Activist is part of group ‘redefining global Jewish engagement’

Taylor Winfield is exploring how “Hillel and other pluralistic Jewish organizations can…bring students closer to Judaism.”
Taylor Winfield is exploring how “Hillel and other pluralistic Jewish organizations can…bring students closer to Judaism.”

Taylor Winfield, a doctoral candidate in sociology at Princeton University, was one of 150 young Jewish change-makers from 29 countries selected to participate in the 2016 ROI Global Summit, which ran June 26-30 in Jerusalem. The ROI Community — “an international network of activists…who are redefining Jewish engagement for a new generation” — is an initiative of the Charles and Lynn Schusterman Family Foundation. 
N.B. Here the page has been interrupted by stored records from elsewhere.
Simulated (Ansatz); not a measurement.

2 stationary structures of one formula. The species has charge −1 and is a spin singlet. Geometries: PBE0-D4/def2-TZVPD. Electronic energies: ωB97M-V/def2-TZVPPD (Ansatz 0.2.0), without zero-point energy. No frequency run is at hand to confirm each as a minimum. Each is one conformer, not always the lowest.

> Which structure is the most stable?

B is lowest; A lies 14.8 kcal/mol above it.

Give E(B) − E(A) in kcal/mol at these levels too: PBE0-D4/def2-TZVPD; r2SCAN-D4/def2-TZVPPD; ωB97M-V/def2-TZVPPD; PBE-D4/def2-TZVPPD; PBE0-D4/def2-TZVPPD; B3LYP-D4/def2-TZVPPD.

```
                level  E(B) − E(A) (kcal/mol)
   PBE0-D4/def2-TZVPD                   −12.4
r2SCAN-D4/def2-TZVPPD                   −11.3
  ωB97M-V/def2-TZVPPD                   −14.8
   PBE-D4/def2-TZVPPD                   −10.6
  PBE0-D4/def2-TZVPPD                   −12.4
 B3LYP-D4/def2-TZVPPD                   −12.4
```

“I think it is an amazing opportunity to bring movers and shakers together,” Winfield told NJJN. “I see it as a way to really make connections to people thinking about the same topics you are thinking about and working together to implement them,” she said. She would like to “develop a tool kit we can use to engage Jews of different backgrounds” around areas of common interest, be it religion, Yiddish, Jewish history, or social justice. 

For Winfield, born Jewish to two Jewish parents, the path to making an initially tenuous Jewish identity a salient part of her life has been long and circuitous. 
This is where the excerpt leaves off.